Nearly all were engaged in their favorite pastime of monte, or Mexican cards, and the circles formed for this purpose were many, and the crowds about them dense and numerous. In the afternoon two great loads of goods came out from Willcox; and these savages, with arms yet in their hands, and thrifty in murdered men's money, crowded around the wagons and quickly emptied them, bartering their spoil, some of it yet red with the blood-stains of their victims, for the luxuries of civilization.
I witnessed this, not without indignation, and also another sight which was calculated to hasten the circulation of Yankee blood a little; no less than the purchase of the veritable watch taken from the dead body of the murdered Judge McComas, and for which, that very day, his former law partner paid fifty dollars to recover for the family! Better, a thousand times, thought I, the Indian policy of the Mexican, than such a vacillating one as ours, which sacrifices the lives of valuable soldiers and hardy frontiersmen to the support of a horde of villains, whose crimes, in a civilized community, would send them to eternity with the rope of outraged justice around their necks!
As I have said, feasting and boasting seemed the sole occupation of that "captured" horde, and, as night fell, an Indian drum sounded a call for a savage dance of victory,—a victory of Indian cunning and diplomacy. All was joy and happiness in Arizona at that time, June, 1883, for it was thought that the territory was finally freed from predatory bands, as General Crook, in his despatches, gave the most emphatic assurance that no Indians were left likely to cause disturbance, or that would not soon be on the reservation; yet within less than three months reports of murders and wholesale cattle-stealings by the Apaches came thick and fast from Chihuahua and Sonora. The end, if I may judge from the tone of the Western press, is not yet, nor likely to be, until the last Apache "buck" is sent to happier hunting-grounds than the Sierra Madres. We should not forget, in our spasms of sympathy with the redskin, that the white man also has claims upon our humanity.
The Apaches, it is well known, are divided into several different tribes, so widely separated that they have different dialects. In 1876 their number was estimated at 10,000, but at present it is not much over 6,000. They are probably of Mexican stock, descendants of those fierce Chichimecs, who have remained nomads and barbarians from time immemorial. Nearly all the tribes have been brought into the United States reservations except the Chiricahuas, whose haunts were the almost inaccessible fastnesses of the Sierra Madre Mountains in Northwestern Chihuahua and Northeastern Sonora, where rocky gorges, deep canons, and pine-crested heights gave them ample security. With their homes in this vast wilderness, whose solitudes were ever penetrated by whites or Mexicans until last year, they have ravaged the territory on both sides the border line ever since it was first inhabited by a Christian population.

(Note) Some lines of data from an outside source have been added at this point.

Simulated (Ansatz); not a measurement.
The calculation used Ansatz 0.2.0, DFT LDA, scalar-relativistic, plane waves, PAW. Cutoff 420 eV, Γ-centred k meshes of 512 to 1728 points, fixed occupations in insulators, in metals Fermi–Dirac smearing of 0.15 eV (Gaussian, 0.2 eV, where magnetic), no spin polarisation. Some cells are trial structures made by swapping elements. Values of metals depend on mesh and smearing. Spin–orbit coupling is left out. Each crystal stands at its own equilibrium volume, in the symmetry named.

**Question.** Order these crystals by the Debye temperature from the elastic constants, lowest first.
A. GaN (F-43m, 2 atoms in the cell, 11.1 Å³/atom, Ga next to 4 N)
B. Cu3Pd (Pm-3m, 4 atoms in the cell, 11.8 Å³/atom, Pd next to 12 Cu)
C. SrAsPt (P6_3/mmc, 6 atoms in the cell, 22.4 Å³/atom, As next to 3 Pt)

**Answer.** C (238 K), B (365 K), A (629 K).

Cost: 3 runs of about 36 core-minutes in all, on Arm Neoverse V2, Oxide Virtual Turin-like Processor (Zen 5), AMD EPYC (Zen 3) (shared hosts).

The records of the Spanish missionaries, who were the first to establish settlements in Northern Mexico, one of which was the Presidio of Fronteras, in 1690, show that they were constantly carrying on an unequal struggle with their savage neighbors, whom they could neither subjugate nor civilize. From a collection of notes written by one of these missionaries in 1762, we learn that there were then, in the province of Sonora alone, inclusive of the five presidios, twenty-two inhabited and forty-eight depopulated Spanish settlements and mining towns, and but two occupied ranchos, while there were one hundred and twenty-six devastated.
This condition of affairs has not been improved by the lapse of time, nor have any of the settlements thus destroyed by Indians or abandoned through fear of them, ever been rebuilt. To one unacquainted with the country which borders the Sierra Madres it would be difficult to picture its desolation and wretchedness. Though it has a fine climate, fertile valleys, and perhaps rich mineral deposits, the traveller finds only deserted haciendas and settlements, while the few inhabitants are crowded into small villages, tilling the soil only in their immediate neighborhood, living in constant dread of the savages, and
possessing but a small number of cattle and horses, owing to the frequent raids. Thickly scattered along every trail are seen small mounds of stone surmounted by rude crosses, showing where some poor wayfarer has been murdered by the Indians. "Infelice Sonora" was the name aptly applied by the old writers to this devastated territory. Of the Chihuahua territory on the eastern side of the mountain range a Mexican writer recently said: "At present every hacienda must be converted into a castle of the Middle Ages, every shepherd into a soldier; proprietors of estates enjoy no security in their possessions, and the common people gather themselves into villages to escape from the exposed country in which they are certain to become the victims of the bloodthirsty savages from the wilderness."
The last extensive raid of which we have information was committed in 1882, when a band of seventy-five warriors roamed over entire Northern Sonora, spreading everywhere death and desolation, even to the very suburbs of the large cities, as Ures, the former capital. Though it is difficult to get any data as to the extent of these outrages, it is safe to say that at least one hundred people were murdered during this raid, without the loss of a single Indian. They then departed for Chihuahua, where their work of blood was continued, in the neighborhood of Carmen and Casas Grandes, and they returned to their stronghold with six captives and three hundred head of stock.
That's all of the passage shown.